HYDRANGEA & VINE
Hydrangeas are a big deal around here. In mid-summer, there are hydrangea festivals, formal tours of private hydrangea gardens, half-price sales on hydrangea bushes at local nurseries, and more. Year-round, especially in local small businesses, you can find postcards and note cards featuring varieties of this gorgeous flower in full bloom. Hydrangeas are a favorite subject of local painters, too, especially for watercolors. And if you’ve ever seen any pottery featuring hydrangeas, chances are those pieces have been formed and fired at one of the studios and kilns nearby.

There are good years and not-so-good years for hydrangeas. If you live in the right place (and there are many right places for hydrangeas), you’re no more than a few minutes away from experiencing big, beautiful, blossoms bountiful enough to enrobe the bushes that brought them from bud to full flower – so full they look about to burst. Whether tended by professional gardeners in the landscaping of upscale resorts or seemingly left abandoned for years in sandy yards of even more abandoned seaside cottages, they offer a gift of silent presence to all, regardless of status.
Two years ago, the winter-spring transition was tough on hydrangeas. Nowhere were the effects more noticeable than at The Anchorhold. Here the grounds are neither tailored nor abandoned but mostly left to nature to sculpt. Crushing winter snowdrifts, early spring warmth punctuated by freezing cold spells, and big doses of drought made it seem as if the end were near for most of the bushes. This spring arrived and the bushes still looked so sparse and bruised and fragile that to prune them then was surely to kill them. No point in even looking at them…let nature do her work in private and without human help and wait for the outcome.

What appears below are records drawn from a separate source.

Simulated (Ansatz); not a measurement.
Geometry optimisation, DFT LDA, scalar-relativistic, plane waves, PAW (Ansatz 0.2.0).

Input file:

At the start of that year’s season, it appeared that at least one of the hydrangea bushes some distance away from the well worn paths around the house was leafing out lushly. The green covering of leaves became so dense that a pair of birds built a nest within, evident from their self-conscious flights to and fro. Well, no point in disturbing the birds to check the bush’s status – they’d finish raising their family soon enough and depart. And so they did. Then, no more reasons to procrastinate – high time to check that bush. A closer look revealed not lush hydrangea leaves but lush leaves on branches from an otherwise unnoticed vine at the center of the bush’s base. The sprawling vine branches and their leaves had quietly and without notice become a blanket for the hydrangea underneath. Uh-oh…was the hydrangea bush still alive? could the bush recover from having the sun and air and rain blocked out by the encircling vine branches? Removing the leafy vine branches from the hydrangea was the only way to find out…the only way to start recovery.
The vine branches and leaves were so intertwined with the hydrangea bush flowers and branches that removing them required a delicate touch – no power garden tools for this task. The vine branches, as is their habit, curly-cued around the hydrangea branches, as if to hold the hydrangea flowers and branches in protective custody. With each precise stroke of the pruning shears more and more of the hydrangea bush beneath became visible. Working from the top down and the outside in, eventually the entire hydrangea bush was free. It was indeed alive…and green…and full…and blossoming with blue blossoms. At the center of the bush was the vine from which all its branches and leaves had emerged and spread. That part of the vine was thick and woody and almost indistinguishable from the core stems of the hydrangea bush. That vine had clearly been there at the center of the hydrangea through all the previous tough seasons. Here the pruning stopped. Pruning the vine further would risk cutting down the core of the hydrangea, too. Let the hydrangea and vine share each other’s company as is.
As corny as it may seem, I couldn’t help thinking about that vine and its branches as if it were Christ and its church here on earth – and of that hydrangea bush as if it were someone – perhaps even many – in need of protection, rest , recuperation and restoration from the difficulties of its life. What would it be like if everyone outside the church could experience the embrace of the vine and branches at a time when it needs it most?
The Anchorhold’s hydrangea bush is still going strong. Yet to be seen anywhere else, however, is another pairing of hydrangea and vine like that one here at The Anchorhold. Perhaps other gardeners haven’t left their landscaping to nature. No matter. Next season is another opportunity to witness the hydrangea and vine here – together – alive – thriving.